# Le Monde puzzle [#875]

July 11, 2014
By

(This article was first published on Xi'an's Og » R, and kindly contributed to R-bloggers)

I learned something in R today thanks to Le Monde mathematical puzzle:

A two-player game consists in A picking a number n between 1 and 10 and B and A successively choosing and applying one of three transforms to the current value of n

• n=n+1,
• n=3n,
• n=4n,

starting with B, until n is larger than 999. Which value(s) of n should A pick if both players act optimally?

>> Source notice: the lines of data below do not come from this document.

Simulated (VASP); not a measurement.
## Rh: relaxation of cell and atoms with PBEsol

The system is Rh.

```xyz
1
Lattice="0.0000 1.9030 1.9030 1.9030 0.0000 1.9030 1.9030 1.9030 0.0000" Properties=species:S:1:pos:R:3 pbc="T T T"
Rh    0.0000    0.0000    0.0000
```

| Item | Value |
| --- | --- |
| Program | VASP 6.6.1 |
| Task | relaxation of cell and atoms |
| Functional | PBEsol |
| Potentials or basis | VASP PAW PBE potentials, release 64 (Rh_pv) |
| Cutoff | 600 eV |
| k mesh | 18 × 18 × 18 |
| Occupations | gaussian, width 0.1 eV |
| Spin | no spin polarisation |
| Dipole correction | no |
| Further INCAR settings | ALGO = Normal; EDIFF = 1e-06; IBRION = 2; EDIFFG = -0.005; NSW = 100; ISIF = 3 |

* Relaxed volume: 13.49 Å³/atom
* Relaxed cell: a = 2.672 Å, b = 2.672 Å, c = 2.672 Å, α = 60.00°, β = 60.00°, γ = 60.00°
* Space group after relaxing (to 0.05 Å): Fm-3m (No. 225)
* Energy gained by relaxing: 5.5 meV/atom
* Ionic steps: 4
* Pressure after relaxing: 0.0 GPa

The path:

Indeed, I first tested the following R code

sole=function(n){
if (n>999){ return(TRUE)
}else{
return((!sole(3*n))&(!sole(4*n))&(!sole(n+1)))
}}


which did not work because of too many calls to sole:

>sole(1)
Error: evaluation nested too deeply: infinite recursion
/ options(expressions=)?


So I included a memory in the calls to sole so that good and bad entries of n were saved for later calls:

visit=rep(-1,1000) #not yet visited
sole=function(n){
if (n>999){ return(TRUE)
}else{
if (visit[n]>-1){ return(visit[n]==1)
}else{
visit[n]<<-((!sole(3*n))&(!sole(4*n))&
(!sole(n+1)))
return(visit[n]==1)
}}}


Trying frontal attack

>sole(1)
Error: evaluation nested too deeply: infinite recursion
/ options(expressions=)?


did not work, but one single intermediary was sufficient:

> sole(500)
[1] FALSE
> for (i in 1:10)
+ print(sole(i))
[1] FALSE
[1] FALSE
[1] FALSE
[1] TRUE
[1] FALSE
[1] TRUE
[1] FALSE
[1] FALSE
[1] FALSE
[1] FALSE


which means that the only winning starters for A are n=4,6. If one wants the winning moves on top, a second counter can be introduced:

visit=best=rep(-1,1000)
sole=function(n){
if (n>999){ return(TRUE)
}else{
if (visit[n]>-1){ return(visit[n]==1)
}else{
visit[n]<<-((!sole(3*n))&(!sole(4*n))&
(!sole(n+1)))
if (visit[n]==0) best[n]<<-max(
3*n*(sole(3*n)),
4*n*(sole(4*n)),
(n+1)*(sole(n+1)))
return(visit[n]==1)
}}}


From which we can deduce the next values chosen by A or B as

> best[1:10]
[1]  4  6  4 -1  6 -1 28 32 36 40


(where -1 means no winning choice is possible).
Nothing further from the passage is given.